This Friday night, public radio station KCRW and The Santa Barbara Independent are hosting a debate featuring candidates for U.S. Congress in California’s 24th District, which includes all of Santa Barbara and San Luis Obispo counties. Unfortunately, the debate, to be held before a live audience at the New Vic Theater in Santa Barbara and simultaneously broadcast and streamed by KCRW, will include only five of the nine eligible candidates.

This breaks with the more democratic precedent of previous debates sponsored by UCSB, CalPoly San Luis Obispo, Cuesta Community College, and the American Association of University Women, which invited all candidates.

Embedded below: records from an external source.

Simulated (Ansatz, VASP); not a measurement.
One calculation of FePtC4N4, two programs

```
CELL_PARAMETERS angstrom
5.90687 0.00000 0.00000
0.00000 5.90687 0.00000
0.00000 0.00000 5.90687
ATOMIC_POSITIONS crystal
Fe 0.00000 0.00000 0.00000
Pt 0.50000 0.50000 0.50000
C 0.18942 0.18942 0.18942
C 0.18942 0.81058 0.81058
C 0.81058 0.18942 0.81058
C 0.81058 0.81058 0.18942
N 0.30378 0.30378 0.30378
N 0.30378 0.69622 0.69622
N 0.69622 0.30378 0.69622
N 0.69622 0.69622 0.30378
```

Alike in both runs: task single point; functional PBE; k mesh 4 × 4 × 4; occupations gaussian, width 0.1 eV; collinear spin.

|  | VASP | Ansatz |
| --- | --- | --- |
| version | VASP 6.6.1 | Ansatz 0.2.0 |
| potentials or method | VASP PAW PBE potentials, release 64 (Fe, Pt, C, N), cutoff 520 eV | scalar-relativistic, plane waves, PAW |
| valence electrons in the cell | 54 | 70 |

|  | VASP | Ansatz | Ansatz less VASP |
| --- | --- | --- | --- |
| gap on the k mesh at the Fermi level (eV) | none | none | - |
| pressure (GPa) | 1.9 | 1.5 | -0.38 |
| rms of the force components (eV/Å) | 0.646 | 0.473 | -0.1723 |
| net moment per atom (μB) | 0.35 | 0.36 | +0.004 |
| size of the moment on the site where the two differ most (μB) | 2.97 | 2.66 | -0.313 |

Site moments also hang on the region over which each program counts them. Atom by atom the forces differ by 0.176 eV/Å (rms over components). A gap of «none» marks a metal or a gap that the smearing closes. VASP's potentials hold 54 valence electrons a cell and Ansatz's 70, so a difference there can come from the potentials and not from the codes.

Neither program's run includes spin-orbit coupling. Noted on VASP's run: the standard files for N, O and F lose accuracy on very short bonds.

The Friday night lineup includes only Democrat and Republican candidates, and excludes both independents in the race, Steve Isakson of Atascadero and me. All the professional politicians in the race are included: Salud Carbajal (Dem), currently a Santa Barbara County supervisor, Helene Schneider (Dem), mayor of Santa Barbara, and Katcho Achadjian (Rep), California state assemblymember; as is Justin Fareed (Rep) of Santa Barbara, whose total campaign contributions to date exceed $1 million (as do Carbajal’s).

KCRW and The Independent claimed a need to limit the field to give all participants sufficient time to relate their views. This is dubious given that earlier debates included all nine candidates and proved highly successful. In fact, the large field forced each candidate to speak directly to issues; no time was left for meandering, repetition, or mudslinging.

The criteria on which KCRW and The Independent based their candidate selection is likewise doubtful. A vetting questionnaire was distributed to candidates beforehand that asked such questions as the amount of campaign contributions received, number of paid staff, and name of the campaign treasurer. Overall the intent seemed to be to identify the candidates with the best chances of winning the election. But the purpose of a candidate forum is not so much to predict winners as to present and discuss new ideas; from that vantage point, the most valuable candidates are arguably outsiders and newcomers with original ideas and fresh perspectives on vital issues.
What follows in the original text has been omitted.